Professor of English Steven Yao has been named an American Council on Education (ACE)  Fellow for 2012-13. The announcement was made by Molly Corbett Broad, president of ACE.

 

The ACE Fellows Program, established in 1965, is designed to strengthen institutions and leadership in American higher education by identifying and preparing promising senior faculty and administrators for responsible positions in college and university administration. Fifty-seven Fellows, nominated by the presidents or chancellors of their institutions, were selected this year following a rigorous application process.

 

Yao earned a Ph.D. in English from the University of California, Berkeley. He is the author of Foreign Accents: Chinese American Verse from Exclusion to Postethnicity (Oxford, 2010) which was recently selected by the Association for Asian American Studies for its Book Award in Literary Studies.  He also wrote Translation and the Languages of Modernism (Palgrave/St. Martins, 2002). Yao is co-editor of Sinographies: Writing China, Pacific Rim Modernisms, and Ezra Pound and Education (forthcoming from the National Poetry Foundation in May, 2012).


Yao’s academic interests include literary translation, poetry, modernist literature, Asian American literature and cross-cultural poetics. In 2005 he was awarded a fellowship from the American Council of Learned Societies and he served as a Stanford Humanities Center External Junior Faculty Fellow for 2005-06. Yao has published essays in journals such as Lit: Literature, Interpretation, Theory, Textual Practice, and Representations.

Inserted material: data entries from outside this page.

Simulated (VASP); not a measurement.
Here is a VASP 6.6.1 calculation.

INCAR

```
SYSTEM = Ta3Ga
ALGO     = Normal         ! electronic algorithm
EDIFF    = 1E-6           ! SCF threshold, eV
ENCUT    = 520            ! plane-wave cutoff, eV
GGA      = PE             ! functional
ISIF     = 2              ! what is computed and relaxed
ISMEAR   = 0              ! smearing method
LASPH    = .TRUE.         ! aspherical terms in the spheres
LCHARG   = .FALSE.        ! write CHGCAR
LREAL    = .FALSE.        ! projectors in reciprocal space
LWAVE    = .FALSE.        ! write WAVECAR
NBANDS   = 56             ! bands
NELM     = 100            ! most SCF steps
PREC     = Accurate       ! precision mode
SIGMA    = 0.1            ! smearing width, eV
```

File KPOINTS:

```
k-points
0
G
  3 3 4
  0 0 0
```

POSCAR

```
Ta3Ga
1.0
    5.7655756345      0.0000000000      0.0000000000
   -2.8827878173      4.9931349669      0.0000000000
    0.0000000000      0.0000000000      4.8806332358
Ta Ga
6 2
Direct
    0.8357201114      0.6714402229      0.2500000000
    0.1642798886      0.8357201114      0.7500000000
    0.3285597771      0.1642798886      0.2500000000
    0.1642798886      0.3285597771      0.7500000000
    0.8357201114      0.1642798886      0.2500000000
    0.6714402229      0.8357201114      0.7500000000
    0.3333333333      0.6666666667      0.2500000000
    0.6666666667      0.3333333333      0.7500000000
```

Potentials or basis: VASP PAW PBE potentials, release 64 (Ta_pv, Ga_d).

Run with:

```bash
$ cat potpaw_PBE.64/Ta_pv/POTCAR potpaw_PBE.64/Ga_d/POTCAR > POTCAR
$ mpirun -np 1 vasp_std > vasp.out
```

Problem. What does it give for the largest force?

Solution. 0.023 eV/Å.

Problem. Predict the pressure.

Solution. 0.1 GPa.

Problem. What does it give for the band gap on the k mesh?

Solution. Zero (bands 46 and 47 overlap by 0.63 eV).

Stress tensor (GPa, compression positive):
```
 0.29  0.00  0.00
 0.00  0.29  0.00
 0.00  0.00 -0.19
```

Yao received the Dean’s Scholarly Achievement Award for Mid-Career Achievement at Class & Charter Day in May, 2011.  He was recently selected to serve on the International Editorial Advisory Board for the Routledge Encyclopedia of Modernism, an online comprehensive resource that will provide definitions and essays on terms associated with modernism and/or the avant-garde.


Sharon McDade, director of the ACE Fellows Program, noted that most previous fellows have advanced into major positions in academic administration. Of the more than 1,700 participants in the first 47 years of the program, more than 300 have become chief executive officers and more than 1,100 have become provosts, vice presidents or deans.


Each ACE Fellow will focus on an issue of concern to the nominating institution while spending the next academic year working with a college or university president and other senior officers at a host institution. The ACE Fellows Program combines retreats, interactive learning opportunities, campus visits and placement at another higher education institution to condense years of on-the-job experience and skills development into a single semester or year.

 

Fellows attend three week-long retreats on higher education issues organized by ACE, read extensively in the field and engage in other activities to enhance their knowledge about the challenges and opportunities confronting higher education today.

 

Founded in 1918, ACE is the major coordinating body for all the nation's higher education institutions, representing more than 1,600 college and university presidents, and more than 200 related associations, nationwide. It provides leadership on key higher education issues and influences public policy through advocacy.